NO. 12-08-00246-CR
IN THE COURT OF APPEALS
TWELFTH COURT OF APPEALS DISTRICT
TYLER, TEXAS
MICHAEL KENNEDY, § APPEAL FROM THE THIRD
APPELLANT
V. § JUDICIAL DISTRICT COURT
THE STATE OF TEXAS,
APPELLEE § ANDERSON COUNTY, TEXAS
MEMORANDUM OPINION
Michael Kennedy appeals his conviction for theft. In two issues, he argues that he did
not receive sufficient notice of the State’s intent to seek an enhanced sentence and that one of the
prior convictions the State relied on to enhance his sentence was not a final conviction. We
affirm in part and reverse and remand in part.
BACKGROUND
Appellant was charged with theft of property worth more than $1,500 and less than
$20,000.1 The indictment alleged that the victim was elderly, which elevated the punishment
range from that of a state jail felony to that of a third degree felony.2 The indictment also
contained a single enhancement paragraph alleging that Appellant had previously been convicted
of a felony offense. A week before trial, the State faxed to Appellant’s lawyer a pleading
captioned “State’s Notice of Enhancement Paragraphs to be Submitted to the Fact Finder at
1
TEX. PENAL CODE ANN. § 31.03(a) (Vernon Supp. 2009).
2
TEX. PENAL CODE ANN. §§ 31.03(e)(4)(A), (f)(3) (Vernon Supp. 2009).
Punishment,” which alleged that Appellant had two prior felony convictions and that the State
intended to seek an enhanced sentence based on those offenses if Appellant was convicted.
The State did not actually file the notice of enhancement with the trial court until the first
day of trial. A trial was held, and the jury found Appellant guilty as charged. The trial court
allowed the State to proceed with the sentencing enhancements, overruling Appellant’s objection
that the State’s notice was untimely filed. The jury assessed punishment at imprisonment for
sixty–two years and a fine of $10,000. This appeal followed.
TIMELY NOTICE OF ENHANCEMENT PLEADINGS
In his first issue, Appellant contends that the State’s notice of its intent to seek an
enhanced sentence was untimely filed and did not afford him sufficient notice to prepare for trial.
Applicable Law
A defendant has a due process right to notice if the state will seek an enhanced sentence.
See Villescas v. State, 189 S.W.3d 290, 293 (Tex. Crim. App. 2006); Hollins v. State, 571
S.W.2d 873, 875 (Tex. Crim. App. 1978). However, sentencing enhancement allegations need
not be pleaded in the indictment. Brooks v. State, 957 S.W.2d 30, 34 (Tex. Crim. App. 1997).

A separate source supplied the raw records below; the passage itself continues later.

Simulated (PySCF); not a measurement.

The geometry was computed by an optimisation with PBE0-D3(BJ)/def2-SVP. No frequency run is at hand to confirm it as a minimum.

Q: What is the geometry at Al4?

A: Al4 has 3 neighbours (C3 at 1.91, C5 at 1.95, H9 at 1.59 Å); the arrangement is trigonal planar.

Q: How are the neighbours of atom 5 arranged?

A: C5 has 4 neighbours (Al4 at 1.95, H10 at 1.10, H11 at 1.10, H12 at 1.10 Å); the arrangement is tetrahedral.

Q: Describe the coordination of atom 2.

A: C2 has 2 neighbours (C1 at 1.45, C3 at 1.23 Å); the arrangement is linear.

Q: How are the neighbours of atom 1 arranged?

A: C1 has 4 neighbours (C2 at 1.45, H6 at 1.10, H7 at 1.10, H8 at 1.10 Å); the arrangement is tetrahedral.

Rather, the Texas Court of Criminal Appeals has held that “prior convictions used as
enhancements must be pled in some form . . . .” Id. At a minimum, a defendant is “entitled to a
description of the judgment of former conviction that will enable him to find the record and
make preparation for a trial of the question of whether he is the named convict therein.” See
Villescas, 189 S.W.3d at 293; Hollins v. State, 571 S.W.2d at 875. With respect to how much
notice is required, the court in Villescas concluded that “[t]he ultimate question is whether
constitutionally adequate notice was given” and that “when a defendant has no defense to the
enhancement allegation and has not suggested the need for a continuance in order to prepare one,
notice given at the beginning of the punishment phase satisfies the federal constitution.” See
Villescas, 189 S.W.3d at 294.
Application
In this case, Appellant had notice from the time he was indicted of one of the prior
convictions the State sought to use to enhance his sentence. He had a week’s notice of the
second prior conviction–by way of the notice the State sent to his attorney–and he did not request
a continuance or seek additional time to prepare. The second conviction occurred in the same
county in which the trial was held for this case, and Appellant’s counsel was able to obtain a
copy of the prior conviction on the Wednesday or the Thursday before the Tuesday trial,
although he was not able to review the court’s file until the day of trial.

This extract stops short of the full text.